Today I felt anxiety and I didn’t know why. I felt frustrated and angry and like I didn’t know how to make a decision. It didn’t make sense to me, but I knew I didn’t feel good at all.
I decided to go meet Julie at the TRX class because my new goal is to get strong and fit and this class supposedly will kick my a double s. On the way to the gym, I just started to cry. I felt such a longing to be back in Holland and not where I was at that moment.
I didn’t know why exactly I was crying, but it was a big release. And as I cried I realized this was one of those moments of accepting what is and being aware of the hidden feelings I wasn’t acknowledging out loud and now they were coming out wet. Ahhh…. Social media is a great thing to help keep us connected, and this week I was feeling the sense of loss as and change and adapting and resettling and chaos and being fat all at once! That’s a lot to carry! Not really, but it was my instability at that moment and its ok and it’s real.
I miss my girlfriends in Holland. I miss seeing everyone in the cafeteria. I missed the dance party in Vondel Park. I miss chatting with Barbara and doing yoga with Jen and biking with Patti Beth and sleepovers with Joseine’s kids, and meeting up for ice cream with Jen and Carolyn and Patty and holding Amy’s baby and waiting for the bus with Lauren and Karina and Jen and PB and on and on and on. And I miss the white swans in my canal, and I realized that when Christine acknowledged the differences in pelicans and swans and feeling out of place when she commented on my picture on Facebook. That was the trigger, along with the pictures and status updates from my friends in Amsterdam.
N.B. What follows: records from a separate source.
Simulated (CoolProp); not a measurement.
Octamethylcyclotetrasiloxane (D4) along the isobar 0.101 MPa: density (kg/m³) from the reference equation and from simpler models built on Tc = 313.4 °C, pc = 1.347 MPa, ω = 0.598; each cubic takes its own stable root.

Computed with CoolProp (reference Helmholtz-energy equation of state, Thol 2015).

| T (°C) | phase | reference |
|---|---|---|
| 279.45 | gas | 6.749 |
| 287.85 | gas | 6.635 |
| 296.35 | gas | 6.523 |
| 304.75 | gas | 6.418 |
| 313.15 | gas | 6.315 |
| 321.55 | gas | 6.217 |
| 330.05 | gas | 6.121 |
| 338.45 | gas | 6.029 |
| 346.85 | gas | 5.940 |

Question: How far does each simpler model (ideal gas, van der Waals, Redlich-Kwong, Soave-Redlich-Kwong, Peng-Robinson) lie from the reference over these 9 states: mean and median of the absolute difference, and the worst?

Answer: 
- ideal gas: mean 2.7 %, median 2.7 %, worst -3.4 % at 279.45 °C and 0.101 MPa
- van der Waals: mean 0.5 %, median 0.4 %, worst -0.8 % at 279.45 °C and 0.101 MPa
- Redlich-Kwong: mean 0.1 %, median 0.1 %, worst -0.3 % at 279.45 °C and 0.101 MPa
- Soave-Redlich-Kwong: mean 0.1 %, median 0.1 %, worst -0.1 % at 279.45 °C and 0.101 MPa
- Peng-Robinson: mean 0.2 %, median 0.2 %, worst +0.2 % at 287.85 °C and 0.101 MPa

Christine acknowledged what I wasn’t saying. She was aware of my sense of loss and place and belonging to two worlds now and that it is ok. I’m just adapting and today was a struggle. She saw that I accept the beauty and gifts that surround me now but that doesn’t negate that I feel a bit lost in the transition.
Lenka also helped me feel and acknowledge this yesterday when I ran into her at Costco. Se said I’ll probably feel this way for a long time and that I might always feel a sense of loss. I think she might be right and that’s ok too. I am so thankful for the experience and it has changed me. I just don’t know how to process all the changes just yet. In time I will. I’m just in it right now. And when you’re in the process of change, you have to keep looking forward and dream new dreams. Like getting fit!
So I wiped off my tears and accepted a hug from Julie who also understands what it is like to be from two places and went on with my butt kicking TRX class followed by a good stretching and balancing and breathing yoga class.
And all was well again. I felt strong and balanced and relaxed and ready to go again and ready to feel and be alive and happy in this moment, despite the chaos and uncertainty. I chatted with my sister on the way home and made a lunch and shopping date with my mama who is still in town. I am thankful for the gift of time with her, right here, right now.